The Evolution of Cross-Border Payments
Cross-border payments have undergone significant transformation over the past decade, yet the fundamental challenges that frustrate businesses and individuals remain largely unsolved at scale. Average cross-border payment costs globally remain above 6% according to World Bank data, and settlement times of 2-5 days are still the norm for many currency corridors.
Where Progress Has Been Made
The emergence of fintech challengers has demonstrably improved specific payment corridors. Services built on real-time payment rails in the UK, EU, and parts of Asia have enabled near-instant settlements in those markets. The proliferation of mobile money systems in sub-Saharan Africa has created payment infrastructure where traditional banking was absent. And stablecoin-based payment networks are beginning to demonstrate genuine utility for certain cross-border use cases.
Remaining Friction Points
Despite these improvements, several friction points persist. Correspondent banking relationships — the network of agreements between banks that enables international transfers — remain expensive to maintain and have been shrinking as compliance costs rise. Regulatory fragmentation across jurisdictions creates compliance overhead that favors large, well-resourced institutions over smaller, more innovative operators. And foreign exchange spread costs, often invisible to end users, add 1-3% to most international transactions above and beyond stated fees.
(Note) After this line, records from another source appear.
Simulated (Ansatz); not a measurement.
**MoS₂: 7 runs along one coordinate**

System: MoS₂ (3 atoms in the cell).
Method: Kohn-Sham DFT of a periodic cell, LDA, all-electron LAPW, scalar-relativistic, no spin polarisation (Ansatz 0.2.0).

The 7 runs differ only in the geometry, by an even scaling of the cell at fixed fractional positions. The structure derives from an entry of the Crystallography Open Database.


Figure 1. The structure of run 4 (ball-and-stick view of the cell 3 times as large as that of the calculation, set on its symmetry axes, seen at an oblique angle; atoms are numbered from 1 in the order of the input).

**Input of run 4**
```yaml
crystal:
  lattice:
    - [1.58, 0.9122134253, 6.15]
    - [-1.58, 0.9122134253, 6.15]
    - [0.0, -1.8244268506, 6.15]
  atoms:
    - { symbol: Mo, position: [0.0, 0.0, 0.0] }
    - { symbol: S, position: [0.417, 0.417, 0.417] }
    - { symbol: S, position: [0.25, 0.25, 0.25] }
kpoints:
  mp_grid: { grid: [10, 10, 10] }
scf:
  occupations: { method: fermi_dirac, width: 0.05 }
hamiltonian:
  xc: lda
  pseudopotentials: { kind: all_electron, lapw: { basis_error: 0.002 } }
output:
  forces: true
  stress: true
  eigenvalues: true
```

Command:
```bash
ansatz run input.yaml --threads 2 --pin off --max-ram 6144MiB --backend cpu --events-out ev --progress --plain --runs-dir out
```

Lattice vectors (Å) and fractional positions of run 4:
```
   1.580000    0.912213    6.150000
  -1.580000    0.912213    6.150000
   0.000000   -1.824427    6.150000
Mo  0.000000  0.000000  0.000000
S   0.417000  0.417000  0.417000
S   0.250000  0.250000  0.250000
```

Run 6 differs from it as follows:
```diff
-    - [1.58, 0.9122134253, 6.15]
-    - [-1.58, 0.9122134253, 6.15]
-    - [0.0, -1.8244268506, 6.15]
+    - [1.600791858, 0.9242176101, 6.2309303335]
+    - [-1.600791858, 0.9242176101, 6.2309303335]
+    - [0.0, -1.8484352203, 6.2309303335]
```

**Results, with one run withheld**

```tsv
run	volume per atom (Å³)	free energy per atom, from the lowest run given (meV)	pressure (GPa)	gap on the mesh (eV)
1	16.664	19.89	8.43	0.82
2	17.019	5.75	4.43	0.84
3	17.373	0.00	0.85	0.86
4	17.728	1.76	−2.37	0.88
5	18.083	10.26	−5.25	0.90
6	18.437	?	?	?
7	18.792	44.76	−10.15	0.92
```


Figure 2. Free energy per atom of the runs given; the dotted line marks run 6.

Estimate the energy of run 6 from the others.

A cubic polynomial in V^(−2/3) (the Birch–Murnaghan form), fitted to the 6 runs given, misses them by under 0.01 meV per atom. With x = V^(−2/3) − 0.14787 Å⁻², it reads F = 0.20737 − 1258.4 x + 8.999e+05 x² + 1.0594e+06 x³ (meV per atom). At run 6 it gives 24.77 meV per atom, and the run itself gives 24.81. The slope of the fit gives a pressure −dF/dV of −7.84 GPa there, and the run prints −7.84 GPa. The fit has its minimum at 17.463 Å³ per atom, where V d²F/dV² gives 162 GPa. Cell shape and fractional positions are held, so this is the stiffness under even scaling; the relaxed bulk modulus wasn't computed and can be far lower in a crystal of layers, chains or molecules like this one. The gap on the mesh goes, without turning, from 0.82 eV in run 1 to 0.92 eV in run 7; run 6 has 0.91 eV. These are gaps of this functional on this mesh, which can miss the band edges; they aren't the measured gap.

The Infrastructure Opportunity
The largest opportunity in cross-border payments lies not in building another consumer remittance product but in building the infrastructure layer that makes all payment products better. Companies that can reduce settlement latency, decrease FX costs, and simplify compliance for the businesses building on top of payment infrastructure will capture enormous value. This is the opportunity NjlaPay is pursuing.
Looking Forward
The next wave of cross-border payment improvement will come from direct central bank digital currency integrations, real-time payment system interoperability across more currency corridors, and AI-powered compliance tools that reduce the cost of KYC/AML while improving accuracy. The businesses building infrastructure for these next-generation payment systems are positioning for significant long-term value capture.